The English Department is co-sponsoring a one-day conference, Our Mutual Estate, on Tuesday, May 17th. This year’s conference is entitled Eight Ways of Looking at Writing. Our co-sponsor is NYCAAPSE, an organization of high school teachers and APs and the conference will be focusing on writing practice and pedagogy. Willie Perdomo and Keith Gilyard are the plenary speakers and workshops will be very hands-on. This should be a terrific networking opportunity in addition to being fun.
Registration is free. Contact the English Department for further information (718-488-1050).
Click image to see larger version of flyer for this event.
The Conference Workshops Are as Follows:
1. Teaching English Grammar and Syntax (GRS)
The aim of this workshop is to provide useful techniques for teachers at the high school and college level who work with students tackling the grammar-syntax conundrum. Motivated English Language Learners (ELLs), although they are frequently “fluent” in spoken English, regularly find themselves stymied by English grammar and syntax when writing, often long after they have been mainstreamed. Since writing full of grammatical errors can impede the ability to adequately convey meaning, their academic work across the curriculum is affected. Students may be acutely sensitive to these deficits but at a loss to offset them.
In order to address these concerns and promote student success, workshop participants will consider classroom methods and techniques for responding to written work and brainstorm new approaches. After a brief look at the context within which such writing is attempted, we will analyze the nature of ELL writing issues using authentic pieces of student work and projects from high school and college students.
NOTE: Although the main focus of this workshop is the ELL student, it may be useful for all teachers whose students experience writing difficulties related to grammar and syntax.
2. Teaching the Research Essay: Challenges and Prospects (REP)
The claim has often been made that teaching research skills and research writing is fraught with difficulties for both teachers and students at the high school and college levels. One major cause of the difficulties is the excessive attention that is given to the information-gathering stage of the research process, which often causes writing teachers to neglect teaching research writing as a rhetorical and process-oriented activity. Research, then, seems to be false: students take a predetermined position on issues and formulate thesis statements about them--a mere attempt to argue issues in favor of their own “prejudiced” positions. Thus, they fail to use research as a “learning tool.” How should we teach the whole research process to account for these challenges and how can we scaffold student learning to equip them with the requisite skills they need for their academic pursuits as well as their life’s pursuits? This workshop will explore some answers to these questions in the form of a range of activities designed to engage students in research from the first year of high school through college.
3. Beyond the Classroom: Research, Writing, and Learning in the Community (BC)

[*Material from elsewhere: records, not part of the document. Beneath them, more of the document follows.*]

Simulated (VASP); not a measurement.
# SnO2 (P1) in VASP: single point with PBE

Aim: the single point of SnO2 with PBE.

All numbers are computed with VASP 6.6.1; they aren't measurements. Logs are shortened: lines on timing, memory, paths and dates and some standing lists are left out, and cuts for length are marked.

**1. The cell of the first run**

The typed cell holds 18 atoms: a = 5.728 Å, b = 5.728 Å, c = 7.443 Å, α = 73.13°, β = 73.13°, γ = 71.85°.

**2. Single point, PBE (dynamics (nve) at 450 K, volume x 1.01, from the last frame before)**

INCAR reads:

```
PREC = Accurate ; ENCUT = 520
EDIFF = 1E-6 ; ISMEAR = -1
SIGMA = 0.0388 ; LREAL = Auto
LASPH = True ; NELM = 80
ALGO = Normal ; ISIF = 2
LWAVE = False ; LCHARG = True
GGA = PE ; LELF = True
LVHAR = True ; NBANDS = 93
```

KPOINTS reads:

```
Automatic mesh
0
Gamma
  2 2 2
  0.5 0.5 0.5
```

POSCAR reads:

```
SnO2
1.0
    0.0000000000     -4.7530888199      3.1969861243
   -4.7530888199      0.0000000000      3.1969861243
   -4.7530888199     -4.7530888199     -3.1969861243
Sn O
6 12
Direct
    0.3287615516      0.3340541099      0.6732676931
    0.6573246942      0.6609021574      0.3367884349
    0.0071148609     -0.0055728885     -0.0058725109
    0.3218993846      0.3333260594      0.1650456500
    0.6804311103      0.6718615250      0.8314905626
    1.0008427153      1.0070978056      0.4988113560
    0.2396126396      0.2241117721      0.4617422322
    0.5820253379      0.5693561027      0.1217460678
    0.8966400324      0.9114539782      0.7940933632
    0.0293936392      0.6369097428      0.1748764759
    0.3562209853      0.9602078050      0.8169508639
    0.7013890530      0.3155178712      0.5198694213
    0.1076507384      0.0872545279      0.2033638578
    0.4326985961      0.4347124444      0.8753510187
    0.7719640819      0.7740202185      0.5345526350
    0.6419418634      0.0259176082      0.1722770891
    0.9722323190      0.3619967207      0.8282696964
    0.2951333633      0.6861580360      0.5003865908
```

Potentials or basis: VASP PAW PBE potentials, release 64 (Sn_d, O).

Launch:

I feel and see and hear, Harlem, I hear you:
hear you, hear me--we two--you, me, talk on this page.
(I hear New York, too.) Me--who?
--Langston Hughes, from “Theme for English B”
This workshop explores the goals, methods, and outcomes of assigning students to work on research and writing projects beyond the classroom. As New Yorkers, we could not ask for a richer field in which to send students to research and write about places, people, and events. Through sampling a variety of projects and getting hands-on experience in methods, including oral history, ethnography, and archival research, workshop participants will learn how to develop and implement small and larger scale community-based projects.
4. Enter the Poem: Teaching Creative Writing (PCW)
“Poetry existed before writing. Essentially it is a verbal art that enters us not only through your eyes and understanding but through our ears as well…Poetry is something spoken and heard. It is also something we see and write…Poetry always uses all the means of communication the age offers it.” -- Octavio Paz
This workshop is an introduction to the poet’s craft, an exploration of the poet’s craft, and ideally, an application of the poet’s craft. How do we understand poetry and the spoken word? We will use text and other forms of media to develop our view of poetry as a communicative art. Any discipline requires practice, but it should also make room for error and improvisation. In this workshop, participants will utilize writing prompts, discussion models, and journals to develop greater understanding of craft and the creative process.
5. Going Online to Share and Comment on Student Writing (GO)
Using Google Docs, students can conveniently share drafts with audiences of their classmates and teachers, co-author drafts, and comment on each other's drafts. In this hands-on workshop, participants will use computers to practice each of these activities with their colleagues and explore their pedagogical potential.
6. Moving Beyond Theme: Teaching the Literary Essay (TLE)
This workshop will offer practical strategies to help students move beyond the categorization of broad common themes (man vs man, man vs nature, etc.) to an analysis of the language of the text. The emphasis will be on the appropriate choice and integration of quotations, common errors and pitfalls for student writers of the academic essay, and strategies to enable students to focus on craft versus plot. We will look at assignments that have been used successfully in the classroom as well as brainstorm ways to design creative and enriching assignments for literary analysis.
7. Teaching the Academic Essay (and making rhetorical arguments) (AE)
Although “essay” is derived from the French essayer, “to try,” readers expect a finished and coherent analysis when they read an academic essay. More specifically, when our students write about literature they are judged on their ability to articulate a thesis, support it with evidence, and interpret that evidence accurately. Ideally, the essayist also takes some risks, explores new territory, and speaks with a distinctive voice. How then do we bridge the gaps between text and analysis, structure and risk, form and content? This workshop explores the academic essay as, first and foremost, an act of communication. We will pay particular attention to text, audience, and purpose. Finally, we hope to explore the various expectations for students writing in the high school context—-classroom exams/projects/activities, Regents, SATs, AP exams--and in college classes. Participants will be asked both to write collaboratively and to reflect upon the writing process, from the initial encounter with text to recursive editing and polishing. We will finish by sharing ways in which writerly practices might be translated into classroom protocols and by reflecting on their usefulness for our own writing.
8. Assessing Writing as a Core Standard (AWCS)
This workshop will present an overview of the Common Core Standards as they apply to writing and reading and will discuss some of the critiques of them. Once this background is established, we will explore some successful assessment practices—establishing curriculum guidelines, goals, and objective; creating rubrics; developing syllabi; working with faculty—in light of the Core Standards and, perhaps more importantly, in light of the kinds of writing and reading skills entering college students are expected to possess. In addition, we will workshop sample student writing and writing assignments as we develop strategies to create assignments and rubrics that facilitate student learning in reading and writing.